Monday, August 17, 2015

Cadillac ATS, a car with capabilities

According to everyone who tracks this stuff, General Motors is actually making good cars now.

I drove a 2014 Chevrolet Corvette Stingray recently, and I enjoyed that very much. My internet sources (Jeremy Clarkson of British Top Gear primarily) reinforce that notion. Even by European standards, they grudgingly admit, the Corvette is a very good car.

I took the opportunity yesterday to drive another GM product, the Cadillac ATS, a car that’s also receiving praise. Cadillac is the platform GM is going to use to challenge the BMW M series cars.

For me, American cars are mostly about overcoming my prejudices. I am still scarred by the terrible products coming out of Detroit in the 1970s. There was a disconnect: terrible quality control, abysmal labor-management relations, and huge, inefficient automobiles couldn’t convince American carmakers there was anything wrong. (This has all be very well reported by This American Life in their 2010 story on the Fremont, California GM plant and their struggles to implement Toyota management techniques.) Eventually, Japanese manufacturers, aided by the Arab Oil Embargo of 1973, started the inexorable process of sweeping the Americans from centerstage. A friend of mine captured the whole saga very well: "My father was a U.S. combat engineer in World War II. He fought against the Germans and bought only American cars on principle. That is until he tried his first Toyota in 1982. Then he never bought another American car again after that.”

Cadillac’s problem for a while now has been that their average customer is old. It’s hard to make a brand sexy for the future when your quintessential user is a retired executive driving to the golf course. How to create a new image that appeals to the next generation? Therein lies the question.

As it turns out, the Cadillac ATS is a better looking car than I was expecting. In pictures, it appears unappealing and boxy, but in person, it’s sleeker and more stylish.

It’s a car with a sufficient amount of power, easily managing the speed limit and then some. It accomplishes something else that impresses me, comfortably traveling at a highway clip but revving at only slightly over 1,500 rpm. Perhaps I shouldn’t be surprised by this feat, but I am.

Its handling in the corners is really very good. Holding very tight to the road in the curves, it nevertheless balloons when it hits rough patches in the tarmac. Balloon means it has that boat-like bounce that so many American cars have, or at least used to have, when they sway disturbingly at speed. How does a car handle the corners well, but seem a little untied on rough surfaces at speed? I don’t really know.

The cabin is spacious and the visibility is acceptable.

Those are the good points. The bad points are these — I found the seat uncomfortably hard and oddly configured. It sat a little too low, and I found the steering wheel to be too tight to my body. (This is in striking comparison to the Chrysler 200 I drove a few weeks ago which was amazingly comfortable and ergonomic over distance.)
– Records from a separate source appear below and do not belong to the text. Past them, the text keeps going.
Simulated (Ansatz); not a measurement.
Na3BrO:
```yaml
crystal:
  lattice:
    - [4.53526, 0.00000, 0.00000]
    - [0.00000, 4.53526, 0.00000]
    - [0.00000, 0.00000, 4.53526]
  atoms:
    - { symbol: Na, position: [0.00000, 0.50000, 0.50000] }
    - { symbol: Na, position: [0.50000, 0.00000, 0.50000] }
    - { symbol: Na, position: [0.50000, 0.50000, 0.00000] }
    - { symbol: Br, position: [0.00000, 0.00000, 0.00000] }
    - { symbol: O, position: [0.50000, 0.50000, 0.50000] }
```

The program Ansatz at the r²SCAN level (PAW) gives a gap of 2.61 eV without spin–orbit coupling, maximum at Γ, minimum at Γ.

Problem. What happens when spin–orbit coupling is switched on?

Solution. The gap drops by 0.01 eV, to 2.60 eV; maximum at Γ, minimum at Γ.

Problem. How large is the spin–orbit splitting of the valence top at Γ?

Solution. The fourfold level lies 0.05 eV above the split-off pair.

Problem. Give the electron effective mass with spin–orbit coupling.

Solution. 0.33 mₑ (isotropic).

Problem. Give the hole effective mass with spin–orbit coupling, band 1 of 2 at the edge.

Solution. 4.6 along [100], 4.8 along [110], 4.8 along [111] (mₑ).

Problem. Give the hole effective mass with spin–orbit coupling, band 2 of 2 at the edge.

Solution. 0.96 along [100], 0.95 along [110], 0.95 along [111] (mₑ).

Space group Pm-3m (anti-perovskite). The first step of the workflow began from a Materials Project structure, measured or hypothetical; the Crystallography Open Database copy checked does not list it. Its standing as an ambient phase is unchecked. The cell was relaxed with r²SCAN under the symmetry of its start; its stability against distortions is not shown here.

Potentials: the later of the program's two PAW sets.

The instrument cluster is very poorly designed and hard to use. Touch screen is everywhere, but almost impossible to navigate, though I believe in the newer models, the designers have gone back to knobs and dials, which would be a great improvement. The steering wheel buttons are badly configured.

There is a definite blind spot over the driver’s right shoulder and the front pillars are thick and block sightlines when looking forward. The side view mirrors were hard to configure to get just right.  Overall, fit and finish was good, though the door handles seemed a little cheap.

For such a big car, the ATS has a relatively small engine, coming in at either 2L or 2.5L or a larger V6. The brakes stop the car well.

Priced starting in the mid-30s, the car gets Cadillac in the game and does it well. Would I recommend taking it on the windy roads in Lincoln, Concord and Sudbury? Sure, it’s a fun drive and a quality car.

Would I buy it for myself? No, I wouldn’t, but I’m not the measure of that gauge. I’m still driving an old beat up Subaru.